Planned curbs on council publicity flouts localism: MPs
Efforts to crack down on councils using taxpayers' money to promote political interests could flout the coalition's "localism" agenda, MPs have said.
The Local Government Committee said they were concerned whether council newspapers and the use of lobbyists amounted to "propaganda on the rates".
But it said ministers should not be able to dictate how often councils published their own newspapers.
Ministers said the era of "town hall pravdas" must come to an end.
The government is proposing a new code governing the publication of council-produced newspapers and what information they can contain, amid concerns some are wasteful and politically-driven.
In a new report, the cross-party Commons committee said there were concerns that some councils were using public money to promote individual and policy achievements for party political ends.
"It is appropriate that the proposed code should prevent such activities being undertaken at taxpayers' expenses," the committee said.
It called for a review of the rules governing statutory notices in council newspapers and said the content of such newspapers must be directly related to services provided by councils and clearly identified as such.
It is urging ministers to launch an independent review of whether council-funded newspapers are providing unfair competition to commercial newspapers in their area.
While there were "isolated" examples of unfair competition, there was "scant" evidence that this was widespread, the MPs concluded.
But they suggested it would be counter-productive for ministers to stipulate how often council newspapers could be published - for instance quarterly - in context of the government's drive to devolve power locally.
"We doubt that the proposed code should specify a maximum frequency of publication," the committee said.
"In line with a commitment to local decision making, it should also be left to every local authority to choose for themselves how often they publish an information sheet.

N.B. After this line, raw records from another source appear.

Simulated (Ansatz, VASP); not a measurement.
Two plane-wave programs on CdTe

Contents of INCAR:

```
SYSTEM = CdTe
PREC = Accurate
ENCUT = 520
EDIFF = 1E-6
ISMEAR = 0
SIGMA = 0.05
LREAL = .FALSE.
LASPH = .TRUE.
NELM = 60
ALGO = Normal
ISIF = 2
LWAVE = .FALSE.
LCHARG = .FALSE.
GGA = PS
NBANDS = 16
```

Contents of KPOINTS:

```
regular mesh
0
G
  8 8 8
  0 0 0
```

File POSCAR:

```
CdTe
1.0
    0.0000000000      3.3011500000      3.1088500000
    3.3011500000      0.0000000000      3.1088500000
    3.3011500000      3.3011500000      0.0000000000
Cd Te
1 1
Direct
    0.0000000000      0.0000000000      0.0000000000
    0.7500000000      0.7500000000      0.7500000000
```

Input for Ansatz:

"If properly enforced, we believe the provisions in the proposed code relating to cost effectiveness, content and appearance are sufficient to deal with the excesses in a handful of council papers that have caused concern."
While there should be regulation of the use of lobbyists by councils, the committee said it doubted whether the proposed code was the "correct tool" to restrain the practice and ministers should work with local government and other interested parties to develop a system based on "best practice" elsewhere in the public sector.
In particular, it wants greater clarity on whether councils will continue to be able to employ consultants to provide short-term expert advice.
Local government minister Grant Shapps said "few things have done more to undermine local democracy than the explosion in town hall pravdas bankrolled by hard pressed taxpayers".
"The murky practice of government lobbying government that has prospered in the last decade has had a corrosive effect on the public's trust in politicians," he added.
"The age of wasting taxpayers' cash on pet projects like local propaganda sheets or employing lobbyists to push a certain agenda is over."